On my recent trip to the alter heim I picked up a Kindle. It's one of those things that once you've got them you can't imagine how you lived without them. It's especially useful if you live on a continent without Barnes and Noble. And it's actually better than advertised: although Amazon claims that the cellular feature doesn't work in Israel, the fact is that it does. So I'm a happy camper.
The first book I downloaded was Rebecca Goldstein's 36 Arguments for the Existence of God. It's actually a novel and the 36 arguments are scaffolding for refutations. If you liked her first novel, The Mind-Body Problem, you'll love this one.
As background, RG grew up frum, went to Barnard and then did a doctorate in Princeton in philosophy, married her YU physics major boyfriend, Shelly Goldstein, and, by her own description, lived a nominally frum life. A few years ago she and Goldstein divorced and she now lives with the Harvard cognitive psychologist and popular author, Steven Pinker. She is no longer frum.
The Mind-Body Problem was her fantasy about a frum girl who does a doctorate in philosophy in Princeton, abandons her YU physics major boyfriend and marries the math genius, Noam Himmel, based rather transparently on the philosopher, Saul Kripke. It weaves ruminations on the philosophical mind-body problem with plot twists concerning the conflict between pleasures of the mind and pleasures of the body. It covered a lot of familiar territory.
Anyway, since then she wandered into a variety of styles that didn't speak to me as much as TMBP. But in this new novel she goes back to her strengths: academic spoofing, philosophical ruminations, conflicts about religion and lots of brilliant and beautiful yidden. The plot alternates between the life of its protagonist, Cass Seltzer, at 22 and at 42.
At 22, he has followed his incredibly erudite -- and no less incredibly pompous -- advisor, Jonas Elijah Klapper (a spoofy version of Harold Bloom) from Columbia to Brandeis and has hooked up with the brilliant and beautiful anthropology student, Roz Margolis. Klapper's self-indulgent sesquipedalian monologues are hysterical. When Klapper discovers that his student is a rebbishe einikel (Cass's mother is a lapsed Skverer), he suddenly waxes nostalgic for girsa deyankusa and insists they go visit the Skverer Rebbe, whom he regards as a "fellow charismatic". Here they meet the illuyishe 6-year-old yenuka, Azarya.
Meanwhile, at 42, Cass is a professor of psychology who has just written a wildly successful pop book refuting 36 arguments for the existence of God. He is now "the atheist with a soul". He has been involuntarily liberated from infatuations with Klapper and his (to me, at least) insufferable French wife and suffers from a new infatuation with his live-in, the (need I say it) brilliant and beautiful game-theorist, Lucinda Mandelbaum.
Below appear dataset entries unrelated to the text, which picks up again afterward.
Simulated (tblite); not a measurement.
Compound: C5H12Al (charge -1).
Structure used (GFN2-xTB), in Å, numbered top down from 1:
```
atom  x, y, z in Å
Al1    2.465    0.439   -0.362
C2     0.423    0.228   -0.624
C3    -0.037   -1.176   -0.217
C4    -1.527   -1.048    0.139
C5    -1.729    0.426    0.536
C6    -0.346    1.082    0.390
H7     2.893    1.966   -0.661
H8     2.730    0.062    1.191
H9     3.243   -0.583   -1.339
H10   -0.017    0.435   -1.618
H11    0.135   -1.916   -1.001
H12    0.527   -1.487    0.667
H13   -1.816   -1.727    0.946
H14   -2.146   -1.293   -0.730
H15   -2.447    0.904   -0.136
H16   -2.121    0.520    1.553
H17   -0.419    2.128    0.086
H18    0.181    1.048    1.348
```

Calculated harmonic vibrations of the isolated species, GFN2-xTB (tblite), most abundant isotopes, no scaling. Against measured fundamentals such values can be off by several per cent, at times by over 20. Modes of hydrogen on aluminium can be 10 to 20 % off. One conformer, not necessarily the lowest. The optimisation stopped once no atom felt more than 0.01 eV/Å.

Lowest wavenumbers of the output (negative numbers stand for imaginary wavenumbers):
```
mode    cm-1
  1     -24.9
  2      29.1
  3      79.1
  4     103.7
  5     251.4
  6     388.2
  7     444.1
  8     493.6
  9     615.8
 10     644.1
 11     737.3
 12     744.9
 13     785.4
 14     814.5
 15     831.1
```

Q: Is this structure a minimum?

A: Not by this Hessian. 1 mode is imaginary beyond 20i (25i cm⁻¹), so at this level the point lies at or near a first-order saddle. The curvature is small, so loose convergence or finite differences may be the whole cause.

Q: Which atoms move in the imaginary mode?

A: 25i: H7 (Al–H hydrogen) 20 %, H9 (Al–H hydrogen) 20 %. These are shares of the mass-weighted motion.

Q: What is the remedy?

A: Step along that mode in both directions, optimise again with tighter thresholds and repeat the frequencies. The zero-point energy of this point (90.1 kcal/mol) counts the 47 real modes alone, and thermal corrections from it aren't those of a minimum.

The point of all this, besides just being a fun read, is not (as some have claimed) to argue against religion or "family values" but rather to argue that proofs of God's existence are orthogonal to the issue of living a meaningful life or even a religious life. Cass, even as he is a champion of atheism, is emotionally drawn to the Skverer life his mother left and does not share his mother's hostility toward the community. The mismatch between an objective understanding of the limits of religion and the emotional connection to religion is even more jarring in the case of the illuy, Azarya.
The other characters each muddle through life wedded to one or another quasi-religious organizing principle: Klapper believes in literature and his own transcendence, but regards most of science as "scientism"; Cass's ex-wife, daughter of a famous French mathematician, is a poet who is convinced that the notion of probability is meaningless; Roz, Cass's first girlfriend, re-emerges in his life as a believer in immortality through biochemistry; Lucinda, the game theorist, lives to maximize her own utility (and other people's happiness does not figure into her utility function).
The frum angle is mostly handled quite well. The Skverers are slightly stereotyped and the xenophobia that often accompanies extreme insularity is played up for effect, but overall the portrayal is not unfair. The facts about Yiddishkeit are mostly accurate, though there are a few howlers, such as the claim that one makes a hagafen on grapes or that the Skverers wear taleisim at night. But this is minor stuff in the larger scheme.
If you're frum and not offended by refutations of arguments for the existence of God, you'll want to read this book.